International student Ning Li is studying for a Masters in International Journalism at the Cardiff School of Journalism, Media and Culture Studies. He describes his first impressions of Cardiff and his involvement with the Chinese Students and Scholars Association.
I visited the Cardiff School of Journalism, Media and Culture Studies on a rainy day last summer. At the time, I was holding a few MA offers from other journalism schools. However after spending a couple of days in the city I was committed to Cardiff for what I anticipated would be an awesome year.
I am in my sixth month of study now and absolutely loving it. You hear journalists and scholars around the globe saying Cardiff is the best place to study journalism in the UK and even Europe and when you get here you realise why.
A journalist from Times Higher Education called me last October to gather student opinions about their institutions. At the end of the phone call I realised I'd just spent 20 minutes praising my new university. I told him that I only felt one week's homesickness in Cardiff, because the University's noble academic atmosphere and friendly student life quickly got me started.

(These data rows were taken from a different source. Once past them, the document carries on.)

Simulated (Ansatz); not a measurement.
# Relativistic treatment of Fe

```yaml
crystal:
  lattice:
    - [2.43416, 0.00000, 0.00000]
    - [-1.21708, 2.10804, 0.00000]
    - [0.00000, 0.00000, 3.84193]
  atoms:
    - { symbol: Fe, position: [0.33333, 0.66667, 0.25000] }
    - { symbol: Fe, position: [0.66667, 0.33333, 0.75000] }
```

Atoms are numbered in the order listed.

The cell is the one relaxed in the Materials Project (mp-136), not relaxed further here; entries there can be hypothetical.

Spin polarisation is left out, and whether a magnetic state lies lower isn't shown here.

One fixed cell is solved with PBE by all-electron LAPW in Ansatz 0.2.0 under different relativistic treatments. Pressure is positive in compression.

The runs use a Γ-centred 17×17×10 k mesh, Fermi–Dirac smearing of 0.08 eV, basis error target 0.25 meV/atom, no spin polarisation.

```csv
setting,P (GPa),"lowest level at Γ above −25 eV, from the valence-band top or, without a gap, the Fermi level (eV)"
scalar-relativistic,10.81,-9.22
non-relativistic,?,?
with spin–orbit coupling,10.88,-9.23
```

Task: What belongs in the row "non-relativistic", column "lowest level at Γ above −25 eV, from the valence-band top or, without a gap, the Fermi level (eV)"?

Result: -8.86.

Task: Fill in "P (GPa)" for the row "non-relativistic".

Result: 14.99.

I study hard on weekdays and really enjoy my weekends. I always tell myself that this is the last year for me to live like a student, as I don't plan to do a PhD. I sometimes go to the student newspaper meeting and write for Gair Rhydd. Also being a big admirer of Japanese culture, I am thankful that the Japanese Society here is being run in a professional and exciting manner. However, outside my studies, the best thing has been my experience with the Chinese Students and Scholars Association.
I was previously involved in Chinese students societies at my old universities in Scotland and the US, so I was keen to see what I could do for students at Cardiff. After meeting the Chinese Students and Scholars Association's President Mr Gu Minhao, I became a member of the committee.
Our first social event attracted more than 300 students to a tiny room in the Students' Union. It was so successful that the Chinese Embassy took notice and sent a donation to support our future events. We recently held a gala celebration of the 2008 Chinese New Year. The event started at 20.08 pm as a sign of the year 2008 and the official day when the Beijing Olympic Games begin in summer this year (8 August).
Not only did we host a 21-performance gala, but the show also featured a generous donation to support people in China who had been suffering tragic snowstorms.
Six months down, and I felt like I have been here forever. There are still six months towards the end of my MA course. Hopefully, more meaningful experiences will come around to fulfil my student-farewell-year.